“As long as I find that there is something wrong, I will always express it through my work. I think the artist is like a torch-bearer for people who have been sidelined. We are there to fight for people who might not have the opportunity to fight for themselves. If that opportunity can be found through theatre, then so be it.” – Du Chisiza Jnr.
Call him a theatre genius, a theatre maestro, a multi-talented theatre mega star, theatre wizard, stage artist par excellence; Du’s jacket simply accommodated all those accolades.
“He is a culture, a phenomenon, Malawi’s first superstar,” seasoned scribe Mike Kamwendo wrote in theIndependent tabloid a bunch of years ago.
February 24 will 15 years since Du Chisiza Junior’s demise.
His greatness in drama, his courage in tackling real issues, his black belt in martial arts, his entrepreneurship competence, his celebrity swag and style, this whole lot plus so much more are attributes championing the legacy of this great son of Malawi whose death at only 36 spelt doom to the country’s theatre arts Born on March 26 1963, at the age of 20, Du broke the odds by commencing his trade as a playwright, director, actor and founder of the first professional theatre company in the country, Wakhumbata Ensemble Theatre whose momentum rose and rose after he obtained an MA in Fine and Performing Arts at the Philadelphia University of the Performing Arts in the US in 1987.
His creativity was so amazing, such that the radio adverts he made for his performances were awesome and captivating such that, the sign off of for ‘Wakhumbata Ensemble Theatre, forging a theatrical future, as the journey continues’ became an anthemic theme that ably anchored the punchy intro of such ads.
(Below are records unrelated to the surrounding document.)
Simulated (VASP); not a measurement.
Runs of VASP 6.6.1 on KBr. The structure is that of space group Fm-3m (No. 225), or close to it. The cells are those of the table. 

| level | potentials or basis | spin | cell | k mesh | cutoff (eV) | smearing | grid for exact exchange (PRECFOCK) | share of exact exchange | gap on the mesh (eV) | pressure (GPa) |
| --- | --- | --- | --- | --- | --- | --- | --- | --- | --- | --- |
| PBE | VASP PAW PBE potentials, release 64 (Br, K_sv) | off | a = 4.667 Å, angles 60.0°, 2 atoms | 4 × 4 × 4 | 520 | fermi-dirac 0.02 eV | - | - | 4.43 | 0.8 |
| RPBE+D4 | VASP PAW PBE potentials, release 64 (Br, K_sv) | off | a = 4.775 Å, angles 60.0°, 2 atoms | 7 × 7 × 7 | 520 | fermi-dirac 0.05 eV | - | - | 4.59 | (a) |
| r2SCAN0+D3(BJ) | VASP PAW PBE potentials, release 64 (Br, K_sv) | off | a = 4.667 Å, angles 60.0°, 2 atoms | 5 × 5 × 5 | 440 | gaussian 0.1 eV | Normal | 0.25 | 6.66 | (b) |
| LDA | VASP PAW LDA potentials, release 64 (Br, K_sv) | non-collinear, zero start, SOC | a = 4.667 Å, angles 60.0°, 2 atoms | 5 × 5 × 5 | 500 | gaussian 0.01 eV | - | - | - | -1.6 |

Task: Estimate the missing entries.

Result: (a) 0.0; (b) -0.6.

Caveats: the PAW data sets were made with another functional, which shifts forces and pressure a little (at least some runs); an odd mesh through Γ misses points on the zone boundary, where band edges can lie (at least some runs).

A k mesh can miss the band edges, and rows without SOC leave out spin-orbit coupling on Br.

Celebrated writer Stanley Onjezani Kenani said the fallen artist grew from a nobody to a somebody through hard work, determination and focus.
“Du Chisiza teaches us one big lesson as artists: work hard. Work hard endlessly. His earliest plays used to have an audience of less than ten, mostly family members, but he built Wakhumbata Ensemble Theatre steadily, without giving up,” said the Geneva-based Kenani, adding that upon his return from the USA, Du’s dream to revolutionise theatre in Malawi was realised.
“He remained true to his dream, never wavering. Today, most of us artists register success once or twice and thereafter we want to wallow in celebrity, thereby losing focus on our art. Du did become famous, and the government of the day went so far as to appoint him Minister of Youth, Sports and Culture. Despite such recognition, he still worked hard as an artist,” Kenani explained.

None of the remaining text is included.